Beautiful black swans were found gliding serenely in Australian waters a couple of centuries ago when it was considered impossible for them to exist. For some people, painting or drawing seems as hopeless as finding a black swan did in the 1800s. It is my deeply held conviction that everyone can do some form of Art. Some people won’t attempt to create Art because they believe they aren’t good at it. You do not have to be good – you have to be you.

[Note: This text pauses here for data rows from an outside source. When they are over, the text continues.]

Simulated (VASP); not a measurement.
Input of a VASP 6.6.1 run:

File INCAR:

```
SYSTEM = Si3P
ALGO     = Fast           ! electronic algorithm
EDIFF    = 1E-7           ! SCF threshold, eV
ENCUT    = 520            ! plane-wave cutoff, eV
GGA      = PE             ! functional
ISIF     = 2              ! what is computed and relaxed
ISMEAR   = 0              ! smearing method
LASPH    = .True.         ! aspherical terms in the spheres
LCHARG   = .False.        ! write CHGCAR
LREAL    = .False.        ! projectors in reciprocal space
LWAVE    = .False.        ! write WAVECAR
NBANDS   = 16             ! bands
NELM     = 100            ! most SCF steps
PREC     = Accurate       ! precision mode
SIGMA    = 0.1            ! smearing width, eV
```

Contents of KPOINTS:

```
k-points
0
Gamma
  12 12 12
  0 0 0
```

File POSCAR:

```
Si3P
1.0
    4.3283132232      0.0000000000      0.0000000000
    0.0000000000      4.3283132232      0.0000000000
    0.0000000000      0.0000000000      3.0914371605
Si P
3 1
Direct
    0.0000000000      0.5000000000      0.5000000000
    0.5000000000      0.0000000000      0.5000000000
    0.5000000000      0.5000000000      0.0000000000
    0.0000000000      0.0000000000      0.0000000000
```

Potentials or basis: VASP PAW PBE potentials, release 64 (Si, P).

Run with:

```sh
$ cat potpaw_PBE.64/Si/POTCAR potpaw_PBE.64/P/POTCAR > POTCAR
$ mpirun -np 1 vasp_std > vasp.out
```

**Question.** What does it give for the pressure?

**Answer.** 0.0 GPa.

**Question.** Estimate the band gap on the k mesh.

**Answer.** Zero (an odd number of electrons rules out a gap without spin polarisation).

Just as we are all individuals, we all have the right to express ourselves creatively. What comes out of that creative expression is not good or bad, and it cannot be wrong – you are the expert on you! Many people I speak to about art say that they cannot draw (even people that do Art for a living!), or that they are terrible at Art. This conviction is so deeply embedded that it is part of people’s identity, and they are very reluctant to let it go. If you are someone that automatically says, “I can’t draw”, or “I hate art”, I hope I can give you some inspiration and tips on overcoming those negative feelings and having a go at making something creative.
Do you remember being a little person and feeling the urge to make something? Do you remember the deep satisfaction you got from expressing yourself without words? You might have been given crayons/paints and encouraged to experiment on paper. You might have taken things into your own hands and had a brilliant time finger painting.
Kids do not start off having preconceptions about what Art is, and they are certainly not guided by what it should look like, or even when/where it should happen. It is interesting watching kids be unself-consciously creative. I have three boys, and they were never that keen to sit down and do a detailed drawing (no matter how many times I tried to get them to). I bought my boys paint, and they painted the exterior of the fabulous peddle car that they played with outside (“It’s camouflage, Mum!”). I will never forget my youngest pulling out the felt markers and decorating the walls of the kitchen the day before we were due to move out of our rental… Oh my God that was hard to clean off.
So, we have the urge to make our mark on the world creatively at a young age… Let’s see if we can tap into that by looking at a few different techniques to get us going.
Find a piece of paper and some coloured pencils that appeal to you. Randomly guide one of the pencils in a pattern over the paper—Colour in the shapes that are created.
You can do something like what I have done on your computer (the same principles, less mess). All I did was scribble around with a pen tool, then filled in the shapes with a magic paint pot (using Window’s Paint 3D).
If you squint a bit, can you imagine elements of a black swan in the picture above? Yes? No? Abstract Art is excellent for having a hidden meaning. No one else has to see what you see in it, and they don’t even have to like it.
Haven’t heard of concrete poetry? Neither had I until today! It is using words/letters/poetry to create Art. Graphic patterns can be made with linguistic elements and add meaning to the artistic result. Concrete Poetry started as an art movement in the 1950s when concrete artists and poets came together to create a new style of work in Northern Europe and Latin America (Thomas 2020).
Above is an example of a famous concrete poem by John Hollander, called “Swan and Shadow” (Hollander 1966)
A simple way to have a try at your first concrete poem is to think of a noun (person/place/thing) and words that relate to it, then write it in the shape of that thing… It doesn’t have to be in poem form.
Find a picture that you like, mark it up with a grid and then recreate that picture on your chosen canvas/paper surface. Sound easy? Well, it is relatively straight forward, but there are a few things to take note of.
Tips for gridding pictures:
Keep the picture simple to start
Use a larger grid for less detailed pictures, smaller for more important detail
Focus on one square at a time when you draw/paint your artwork
Don’t worry about your creative piece looking exactly like the original. Sometimes it is the colours that inspire you, sometimes the line or the texture.
Here is an example for you:
Step 1 – The Picture
Step 2 – Draw a grid over the top
Step 3 – Grid up your paper/canvas with a lead pencil (so you can rub out the lines later if you want to before you start colouring it in). You can make this grid larger/smaller than the original picture.
Step 4 – Start sketching, one square at a time. Look at what appears in the original picture that you have gridded and try to recreate it.
Here is a picture that I am currently working on using this technique:
Do any of the above techniques (scribble art, concrete poetry or gridding) pique your interest? Perhaps there is another one that could get you going?
Whatever the motivation, open your wings and enjoy the process.